|Image Source: Smart Animation by Real Illusion|
The dates, Nov 18 for Unit 2, and Dec 31, for Unit 3, are fill in the blanks information provided by Southern California Edison (SCE) to the California Independent Systems Operator (Calif ISO), which manages the state's power grid.
The rapid response from the utility to get the story right is an effective communication strategy and puts to rest claims by anti-nuclear groups that rival those of circus barkers who advertise the presence of dancing giraffes in an effort to sell tickets to a sideshow.
Jannifer Manfre,a spokesperson for SONGS, said in a clarification statement that the dates are "placeholders" for planning purposes only. In fact, state energy officials are making contingency plans in case neither reactor at SONGS returns to service in 2013.
According to Manfre, SCE is required to provide the information but also says "they are not forecast or restart dates."
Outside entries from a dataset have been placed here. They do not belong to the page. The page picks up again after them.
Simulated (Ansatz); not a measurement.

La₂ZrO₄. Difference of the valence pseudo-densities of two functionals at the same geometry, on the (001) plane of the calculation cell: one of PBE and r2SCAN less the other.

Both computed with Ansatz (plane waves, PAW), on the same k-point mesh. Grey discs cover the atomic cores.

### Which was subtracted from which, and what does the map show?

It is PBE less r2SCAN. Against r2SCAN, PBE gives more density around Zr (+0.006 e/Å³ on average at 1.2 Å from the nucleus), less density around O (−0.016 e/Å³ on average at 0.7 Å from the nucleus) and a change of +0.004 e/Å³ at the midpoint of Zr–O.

Calif ISO spokesperson Stephanie McCorkle told wire services that the dates provided by SCE are required for planning purposes but are not firm dates for restart. She said that the utility will only have that information once the NRC gives its approval.
SCE got in hot water with the NRC earlier this year when its CEO provided similar information at an investor briefing. The regulatory agency got testy with SCE thinking that the utility was getting out in front of its headlights. The NRC has told SCE it cannot restart either reactor until the agency is convinced the utility has completely addressed the problems with the steam generators. That includes identifying all the problems and making repairs. Only then will the NRC make a determination that the reactors can be safely restarted and operated by the utility.
Potential for a full head of steam?
"To forecast dates is inconsistent with prudent decision making," Craver said.
Additionally, Craver said the two reactors may never operate at full power again unless the utility replaces the damaged steam generators it has now.
The reason for this statement is that Mitsubishi Heavy Industries (MHI) incorrectly calculated the rate and pressure of steam moving through the equipment. In fact, the steam was found by SCE and the NRC to be moving through the tubes at two-to-three times the numbers provided by MHI which were used to design the units. The challenge for SCE is to figure out how much steam can realistically be pushed through the tubes without the risk of leaks. That number will determine the power level for the reactors and the amount of electricity the utility can produce for customers.
Craver clarified that Unit 2 may be able to restart sooner than Unit 3 because steam tube problems are much less extensive there. Unit 3 has problem tubes and damaged tubes. He said Unit 3 will need more repairs to prevent tube-to-tube wear. Even if Unit 2 is restarted, it will have to be shut down midway through the fuel outage cycle for inspections. That's an expensive extra step due to the costs and the fact the utility isn't generating electricity, or revenue, during the extra outage.
In terms of exploring all options, Craver said SCE is looking at engineering options for what repairs, if any, would allow the reactors to operate at full power. While SCE has plugged a combined total of more than 1,300 tubes in the steam generators for Units 2 & 3, neither has reached the threshold of degraded power from having too many plugged tubes.
Putting costs in perspective
Craver said another $25 million is the estimate of new spending to restart Unit 2. He did not provide details on what work scope is associated with that number and did not provide an estimate of costs associated with repairing and restarting Unit 3.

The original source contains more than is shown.